What we cannot do is shrug off increasing intolerance towards us. Here, the us I am talking about is the Roman Catholic Church, not any other Christian church in this country. I am entirely talking about intolerance, although I think that a certain amount of intolerance at the moment in our direction is deserved. Let me illustrate this with the story of a few weeks ago when someone I greatly admire, Monsignor Rod Strange, one-time head of the seminary for mature would-be priests in Rome, the Beda College, and now a distinguished professor of theology at Saint Mary’s, Twickenham, told of a fellow clergy coming out to start his day, walking through the door of his presbytery with a bounce in his feet and his clerical collar on to be met by a direct spit hit by a woman, exploding with, “Here comes another paedo priest”. That is the damage that has been done, sometimes, by the Roman Catholic faith to itself. This sort of lamentable but understandable intolerance is made manifest in the sometimes slow response by the hierarchy of my Church to decades of institutional abuse of little boys in Roman Catholic schools.

One of the great things about the Roman Catholic Church, embedded in the Vatican, is that it is an ancient outfit, embodying splendid durability and long-term vision, not responding to every tweet or critical remark with some instant reaction to what the 24-hour media says. This is generally a good thing, but there is no excuse for the sometimes tardy grasping by the hierarchy that there is a problem. Just weeks ago, it was announced with a slight roll of Vatican drums that there to be a great, global inquiry into child abuse. It was an urgent matter, so urgent that it will come in the first quarter of 2019, so we have a long time to wait for this.

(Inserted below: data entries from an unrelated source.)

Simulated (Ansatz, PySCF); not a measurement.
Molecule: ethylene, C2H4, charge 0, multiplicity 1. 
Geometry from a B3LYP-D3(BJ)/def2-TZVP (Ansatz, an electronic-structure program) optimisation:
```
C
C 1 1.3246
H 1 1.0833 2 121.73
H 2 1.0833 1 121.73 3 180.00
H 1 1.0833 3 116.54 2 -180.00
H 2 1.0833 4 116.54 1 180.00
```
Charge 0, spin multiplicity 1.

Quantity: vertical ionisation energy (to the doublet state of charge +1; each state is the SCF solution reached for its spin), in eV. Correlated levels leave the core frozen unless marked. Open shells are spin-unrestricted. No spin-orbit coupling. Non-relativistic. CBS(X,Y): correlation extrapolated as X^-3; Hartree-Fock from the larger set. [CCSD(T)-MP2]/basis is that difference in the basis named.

In the UK Church, we have been listening to the outpouring of well-meant, holy apologies, sometimes expressed in somewhat clericalist language, for what has happened to children in this country at the hands of Roman Catholic priests. There have been lots of calls for prayer and fasting—all good stuff—but, of stable-clearing action and prevention plans there has not been very much. No wonder that we Roman Catholics in this country have lost a bit of respect. This may be one of the reasons why so very few young men now go into our seminaries. That twitch on the thread of a possible vocation from the Almighty is counterbalanced by the self-searching of whether this is—or perhaps is not anymore—a respectable profession or calling to go into. It must explain why, where we live in the West Country, there are less than a handful of likely-to-be-ordained priests during the next five years. It is why where people go to Mass, they are closing down. Times are changing.

Yet, in many abbeys, there are good, holy, ordained monks. Not every monk—such as the unfortunate priest who was spat on by the lady—is remotely a paedophile. These abbeys were the epicentres of some terrible admitted abuse, so much so that monks are kept away from the schools that they once set up, which are now entirely in the hands of laity. It might be a good public and practical act of penance to decide to mothball their own buildings; to realise that the intolerance being shown towards the Catholic faith is reasonable, and to go out into the parishes, many of which no longer have the priests they used to—some are in their 80s—to keep Mass going of a Sunday.

The Roman Catholic Church in the UK cannot preach tolerance for others, or about itself, when some see it as inactive in demonstrating practical intolerance of what they have unknowingly presided over. No more can we politically preach about what goes on in the Muslim bits of Pakistan, when some of their brethren are having such a rough time today in the United Kingdom.

Rating (Property in Common Occupation) and Council Tax (Empty Dwellings) Bill

Lord Patten Excerpts
Lord Patten Portrait Lord Patten (Con)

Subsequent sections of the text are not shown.